In my classrooms, one of my main objectives is to help students learn how to adapt their technological skills, learn new ones, and begin to understand how what they are learning in the classroom are concepts and skills that can be utilized outside of it. I understand that there are many things that students know how to do well in a classroom setting, but may not know how to translate that success from the classroom to the industry space. I am a firm believer in Clay Spinuzzi’s idea of “pseudotransactionality,” which, simply stated, says that students tend to see everything that they do in a classroom as “just a school assignment.”
I spend a lot of time and effort trying to counteract this limitation, which oftentimes results in creating research-based case studies to allow my students to simulate real-world problems in the classroom, which allows them to apply their knowledge in unique ways to form real-world solutions.
What’s even better than creating research-based case studies, is being able to give my students the true real-world experience, with a real client. While often difficult, each semester I search to for small businesses, non-profits, and startups to try to pair my classes with real-world clients. Sometimes the clients pan out, sometimes they do not. However, the time and effort spent searching for these potential clients, when successful, is on an entirely different level in comparison to my case studies.
What makes real clients that valuable?
There are many reasons why I believe having a real client in the classroom brings immense value to my student's education. Here, I want to focus on my top three reasons:
Reason #1: It’s NOT “Just a School Assignment”
While my research base case studies help stimulate a lot of real-world issues for students to tackle and try to solve, in the end there is no denying in the students’ mind that the only person who may look at this final solution is their teacher. However, having a real client where the students can meet with them (in person or virtually), put a face and a name to the project, makes it infinitely more real. Having a responsibility to someone other than their teacher creates a level of effort that many students don't even realize they have inside them.
Reason #2: Experience in Communicating Professionally
Another reason why I find client projects so valuable is that these students have the opportunity to practice their professional communication skills. While we teach our students to be professional in emailing their fellow classmates or their teachers, there is something more serious and professional in their minds when communicating with somebody outside the University.
Sometimes students are nervous to send an email to a professional in the industry they one day hope to step foot in. But the understanding between the client and me as the teacher, that these are students who are trying their best to learn, helps the clients give feedback, communicate professionally, and emulate something for the students that they don't get anywhere else.

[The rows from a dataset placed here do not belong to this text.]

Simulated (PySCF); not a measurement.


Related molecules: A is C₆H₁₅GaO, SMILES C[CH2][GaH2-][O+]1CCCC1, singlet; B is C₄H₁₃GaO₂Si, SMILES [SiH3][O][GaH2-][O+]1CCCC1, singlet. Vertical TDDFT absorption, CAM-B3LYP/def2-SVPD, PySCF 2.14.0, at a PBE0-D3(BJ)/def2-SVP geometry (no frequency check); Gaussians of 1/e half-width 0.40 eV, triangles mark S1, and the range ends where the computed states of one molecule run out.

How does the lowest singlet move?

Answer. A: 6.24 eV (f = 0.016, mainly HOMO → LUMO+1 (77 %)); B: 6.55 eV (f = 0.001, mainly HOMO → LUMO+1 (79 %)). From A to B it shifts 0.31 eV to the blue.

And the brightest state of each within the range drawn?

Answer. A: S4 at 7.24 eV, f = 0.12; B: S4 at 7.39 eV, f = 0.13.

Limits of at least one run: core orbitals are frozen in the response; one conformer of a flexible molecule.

Reason #3: Showcasing Student Talent
It is not often that people outside of the University are able to see the incredible talent that our students have while they are in coursework. Many students will work to get internships, go to job fairs, build portfolios, and share their resumes. Being able to showcase the work in real-time to a real client, allows students to show their skill sets in a completely different way. From the beginning to the end of a project, across multiple communication opportunities, and across many different deliverables for both the class and the client to see, students get to showcase their growth, their adaptability, and their problem-solving skills.
How to Find and Build Relationships with Clients for Student Success
Maybe you have been thinking about including client projects in your classroom for a while, or maybe you’ve read about the benefits I’ve laid out above and thought to yourself, “this is something I would love to do.”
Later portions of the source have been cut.